Let me get this out of the way: the Three Stooges are my favorite comedians of all time. I’ve watched (and performed) plenty of standup, sketch, and improv, and nothing comes close to what these Vaudeville performers did.
With over 100 shorts to their name, the Three Stooges (four, technically — this article includes only Moe, Larry, Curly, and Shemp) have quite a history. I don’t claim to have seen everything they put out, but several years of watching NYUK on AMC with my grandfather has made me something of an expert. So if you haven’t ever seen the slapstick wonders of the Stooges, or if you’re looking to re-watch some classic comedy, here are the troupe’s most essential sketches.
Brideless Groom (1947)
If I had to pick one word to define the Stooges’ career today, it would be “kitsch.” Women fall into three categories in these shorts: doting and kind, eccentric and obsessive, and outright brutish — you won’t find any character studies here. But Brideless Groom‘s Miss Dinklemeyer is still totally memorable, even in a room full of dictionary-definition gold diggers. This get-rich-quick plot — Shemp needing to get married before he can receive a hefty inheritance — is a recurring theme with the Stooge’s work, and the phone booth scene is one of the funniest things you’ll ever see.
Malice in the Palace (1949)
Calling some of the Stooges’ shorts racially insensitive is fair, though considering the second World War had only been over a few years by the time this one rolled out, you can sympathize a bit. Regardless, the Map of Starvania is a perfect sight gag. That said, some of the biggest laughs in the Stooge’s work come from over-the-top foley sound, and the cat-and-dog kitchen scene is easily the greatest example. Once the trio goes on a treasure hunt, we’re also treated to a kids-in-a-trenchcoat gag with the guys stacked up as a giant. Little Rascals go nothin’ on this.

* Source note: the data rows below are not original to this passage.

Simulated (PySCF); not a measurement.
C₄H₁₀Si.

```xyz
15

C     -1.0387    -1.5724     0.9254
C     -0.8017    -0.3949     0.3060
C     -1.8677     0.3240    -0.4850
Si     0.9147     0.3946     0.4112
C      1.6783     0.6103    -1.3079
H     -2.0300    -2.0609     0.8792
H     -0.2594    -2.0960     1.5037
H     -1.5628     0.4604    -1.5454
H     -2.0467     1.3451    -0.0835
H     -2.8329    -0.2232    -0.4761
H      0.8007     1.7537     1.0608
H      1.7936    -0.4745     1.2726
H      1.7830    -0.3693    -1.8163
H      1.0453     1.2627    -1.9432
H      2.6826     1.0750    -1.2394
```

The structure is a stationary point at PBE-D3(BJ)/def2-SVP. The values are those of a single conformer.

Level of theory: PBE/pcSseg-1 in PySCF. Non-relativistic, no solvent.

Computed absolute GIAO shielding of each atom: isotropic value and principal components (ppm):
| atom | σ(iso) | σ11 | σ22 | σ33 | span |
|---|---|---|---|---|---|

Sing a Song of Six Pants (1947)
The majority of the Stooges’ shorts have two themes: working a blue collar job and needing money. Six Pants combines the two, with the guys attempting to take down bank robber Terry Hargan inside their dry cleaning shop. This also gives them the perfect opportunity to utilize tools in the shop in unusual ways (another Stooges motif), like Moe using a pants presser to make pancakes. This short also contains two of the troupe’s best sight gags: a customer whose jacket is torn by a razor, and Shemp pulling a switcheroo with Hargan’s fake beard.